Crime Library: Criminal Minds and Methods

The Frank Sinatra, Jr. Kidnapping

Flamboyant Failed Defense

Root elicited only scant evidence about the victim's alleged willingness — for example, that Frank, Jr. shook hands with John Irwin at his release and said, "It's too bad we couldn't have met under different circumstances."

But she grilled both Junior and Sinatra, Sr. on the witness so gratingly that each finally lost his temper.

Sinatra, Sr. was incensed. Stealing his son was one thing. Calling him a publicity hound was another.

In the press gallery, one wiseacre stage-whispered to another, "Do you think Sinatra will be acquitted?"

Root told the jury the case hinged upon "not who committed the crime, but whether a crime was committed."

In the end, the defense failed.

All three defendants were convicted, and Judge William East lowered the boom. Keenan and Amsler got life plus 75 years, and Irwin got 16 years.

But the circus played on.

Under federal prison guidelines, Keenan qualified for a psychiatric evaluation, which was conducted in Missouri. The prison shrink set prosecutors to gnashing their teeth when he ruled that Keenan's judgment was so clouded by Percodan addiction at the time of the abduction that he likely was insane.

Judge East was compelled to reduce the sentences of Amsler and Keenan to 24 years, and a picayune technicality further diminished their time.

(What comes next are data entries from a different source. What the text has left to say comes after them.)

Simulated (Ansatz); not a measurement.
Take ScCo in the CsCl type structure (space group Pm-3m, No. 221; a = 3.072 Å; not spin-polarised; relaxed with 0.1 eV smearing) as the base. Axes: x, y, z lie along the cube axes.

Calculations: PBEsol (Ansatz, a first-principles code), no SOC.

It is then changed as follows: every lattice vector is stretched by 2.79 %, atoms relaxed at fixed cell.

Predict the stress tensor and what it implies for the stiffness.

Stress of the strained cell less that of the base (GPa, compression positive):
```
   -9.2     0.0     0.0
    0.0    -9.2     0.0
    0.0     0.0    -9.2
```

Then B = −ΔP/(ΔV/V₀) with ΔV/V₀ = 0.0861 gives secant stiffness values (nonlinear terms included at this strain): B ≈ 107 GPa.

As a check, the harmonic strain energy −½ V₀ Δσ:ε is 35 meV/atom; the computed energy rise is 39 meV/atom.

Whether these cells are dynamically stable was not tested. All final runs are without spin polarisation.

As a result, under the liberal parole protocols of the 1960s, both Amsler and Irwin were released after just 3 ½ years. Keenan, the brains of the operation, walked free a year later.

Remarkably, Dean Torrence, the rock star who financed the kidnapping, escaped punishment.

Torrence told L.A. Weekly that he didn't believe Keenan was really going to kidnap Sinatra, Jr.

"I don't think I ever took him seriously," Torrence said. "It was so insane."